Baumer Lecture Series: Tyeshia Redden
In this talk, Dr. Tyeshia Redden leverages the 2016 Summer Games in Rio de Janeiro as a site of both epistemological exploration and planning critique.

Gui Auditorium
Much has been written of Brazil’s urban social dynamics, highly influenced its lingering structural effects of slavery. Despite being the second-largest Black population in the world, Afro-Brazilians and their cultural practices have borne the burden of stigmatization amid Brazil’s Eurocentric socio-political hierarchy.

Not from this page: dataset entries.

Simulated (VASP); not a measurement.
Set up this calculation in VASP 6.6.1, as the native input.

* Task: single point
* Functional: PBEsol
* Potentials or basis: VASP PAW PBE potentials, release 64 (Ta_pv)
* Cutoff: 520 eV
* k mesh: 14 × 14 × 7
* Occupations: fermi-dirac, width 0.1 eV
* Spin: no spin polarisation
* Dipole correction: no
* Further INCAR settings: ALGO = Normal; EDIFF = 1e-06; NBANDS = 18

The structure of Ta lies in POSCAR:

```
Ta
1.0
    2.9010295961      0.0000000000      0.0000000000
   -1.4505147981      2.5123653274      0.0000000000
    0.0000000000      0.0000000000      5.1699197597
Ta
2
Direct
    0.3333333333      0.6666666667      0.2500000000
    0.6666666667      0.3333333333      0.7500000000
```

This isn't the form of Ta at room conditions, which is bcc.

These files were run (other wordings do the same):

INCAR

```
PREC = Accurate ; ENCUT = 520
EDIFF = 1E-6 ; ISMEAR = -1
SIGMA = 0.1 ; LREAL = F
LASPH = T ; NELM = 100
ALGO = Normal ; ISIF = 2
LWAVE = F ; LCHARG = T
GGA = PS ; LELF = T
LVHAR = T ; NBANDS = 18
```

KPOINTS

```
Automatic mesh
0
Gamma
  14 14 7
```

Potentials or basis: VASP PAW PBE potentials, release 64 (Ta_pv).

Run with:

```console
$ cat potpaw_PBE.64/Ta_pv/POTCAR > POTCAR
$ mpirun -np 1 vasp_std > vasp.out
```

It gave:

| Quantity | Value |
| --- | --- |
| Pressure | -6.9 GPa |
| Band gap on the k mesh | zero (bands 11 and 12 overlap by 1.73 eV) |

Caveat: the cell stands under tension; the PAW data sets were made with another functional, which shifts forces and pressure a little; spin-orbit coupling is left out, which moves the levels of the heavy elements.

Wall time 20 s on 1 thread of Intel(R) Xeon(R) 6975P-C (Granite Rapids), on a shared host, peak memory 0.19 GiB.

Revealing the layered oppressions experienced by Afro-Brazilians living in the path of Olympic-associated development, Dr. Redden suggests the coalescence of a state-sanctioned campaign to erase Black cultural practices from the urban landscape. Ultimately, attendees will consider how the demolitions of terreiros, discriminatory transit policy, and favela removals impede the freedom and visibility of Black Brazilians in Rio de Janeiro.
Tyeshia Redden is an Assistant Professor of Urban Planning at the University of Toronto. There, she examines spatial injustice and its relationship to the African Diaspora, particularly through the lens of popular culture. Dr. Redden has authored articles that can be found in the Journal of the American Planning Association, the Journal of Planning History, Land, and Metropolitics. Her current research investigates linkages between Olympic development and public policy.
A graduate of Savannah State University and the University of Florida, Dr. Redden previously worked as a policy analyst in the metro-Atlanta region. She has received the American Planning Association Florida Chapter’s Excellence in Neighborhood Planning Award and co-designed Habitat for Humanity International’s Advancing Black Homeownership Initiative affiliate curriculum. At U of T, Dr. Redden is the social policy concentration advisor and a core faculty instructor for the Master of Science in City Planning program.
This event is approved for AICP CM credit. To claim your CM credits, log into your My APA account on the APA website and enter the event into your online CM event log.
This is event part of the Autumn 2025 Baumer Lecture Series.
The Baumer Lecture Series invites prominent researchers and practitioners of architecture, landscape architecture, and city and regional planning to present their work and to engage subjects both topical and enduring.